Can I get away with generating 512-bit k (and d) for ECDSA based on P-521?

Question

I've been implementing a hobbyist cryptography library, and I'm at the part where elliptic-curve cryptography is being implemented. I've already implemented and tested ECDSA with P-256 and P-384, where static and ephemeral private keys are 256-bit and 384-bit each, so far so good.

What's bothering me is P-521. I'm planning to generate 512-bit static ($d$) and ephemeral keys ($k$) to ease implementation, since most hash functions (excluding XOFs) have at most 512-bit output (I'm not using hash functions to generate the keys directly, I'm just allocating stack space according to the output length of typical hash functions).
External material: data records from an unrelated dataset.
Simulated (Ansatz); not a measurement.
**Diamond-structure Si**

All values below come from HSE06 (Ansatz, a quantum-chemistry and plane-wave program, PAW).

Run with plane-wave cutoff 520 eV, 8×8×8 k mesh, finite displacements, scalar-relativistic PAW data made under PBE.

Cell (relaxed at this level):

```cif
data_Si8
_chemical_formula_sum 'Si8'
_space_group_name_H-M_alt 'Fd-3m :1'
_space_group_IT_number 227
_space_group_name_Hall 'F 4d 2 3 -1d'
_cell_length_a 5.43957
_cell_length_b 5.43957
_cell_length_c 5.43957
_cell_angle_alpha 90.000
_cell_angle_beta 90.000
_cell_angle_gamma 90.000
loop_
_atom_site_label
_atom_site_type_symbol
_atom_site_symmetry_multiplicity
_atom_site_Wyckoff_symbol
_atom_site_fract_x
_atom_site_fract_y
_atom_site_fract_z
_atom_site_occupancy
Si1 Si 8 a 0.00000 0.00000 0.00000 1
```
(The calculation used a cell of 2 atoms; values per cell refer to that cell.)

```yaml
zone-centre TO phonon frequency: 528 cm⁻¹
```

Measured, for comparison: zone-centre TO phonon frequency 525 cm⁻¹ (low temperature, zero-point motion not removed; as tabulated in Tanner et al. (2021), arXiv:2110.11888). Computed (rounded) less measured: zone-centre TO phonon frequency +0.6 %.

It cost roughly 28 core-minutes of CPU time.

If I do this, the resulting signature component $s$ may have some kind of bias, but since the product of $d \cdot k^{-1}$ will overflow $n$, I'm having the pseudo-belief that this is not too serious a problem.

So I ask 2 related question:

Q1: can I get away with generating 512-bit static and ephemeral keys for ECDSA over P-521 and not harm security?

Q2: for general case, given a prime modulus $n$, an adversary is given $s = k \cdot r + d \pmod n$ and $r$, where $d$ is static and $r$ is deterministically randomly computed from $k$; both $k$ and $d$ have less than $\lceil {\log_2{n} \over 4} \rceil$ of top bits chopped off; can the adversary obtain any part of $d$ or $k$?

Answer 1

Don't do this!

Biases in ECDSA nonces across multiple signatures will leak the signing key over time. See for example the paper Biased Nonce Sense: Lattice Attacks against Weak ECDSA Signatures in Cryptocurrencies by Breiner and Heninger.

The general Q2 is known as the hidden number problem and it is indeed this problem that is solved in the paper when multiple $r$ and $s$ are provided.

Answer 2

No! Even generating a 520-bit $k$ is likely an exploitable vulnerability.

A 2020 result on the topic is LadderLeak: Breaking ECDSA With Less Than One Bit Of Nonce Leakage. §5 discusses the cost estimate for the attack: it's not really feasible for a single-bit bias beyond P256, but larger biases allow cheaper attacks, and attacks only get better with time.

Use deterministic ECDSA unless you have a good reason to use randomized ECDSA. Deterministic ECDSA can use HMAC_DRBG as a black box: you just have to instantiate HMAC_DRBG with the requisite parameters. An advantage of this being a deterministic algorithm is that if your known-answer tests give the expected results, you have a fairly high amount of confidence that you've implemented it correctly. Most systems that do signatures have a RNG anyway, and HMAC_DRBG is a pretty good DRBG (not the fastest, but relatively easy to implement and FIPS-compliant).

If you use randomized ECDSA, I recommend implementing it by doing deterministic ECDSA and feeding extra randomness into HMAC_DRBG. This way, if you do the randomness part wrong, it will at worst degrade to deterministic ECDSA, without any risk of leaking the nonce. There are two reasons why you might prefer randomized ECDSA: if it's a security objective that an adversary can't tell whether two signatures produced separately happen to be for the same message (an uncommon security objective), or because it can make some side channels or fault injection weaknesses harder to exploit (on the flip side, it can also make some weaknesses easier to exploit).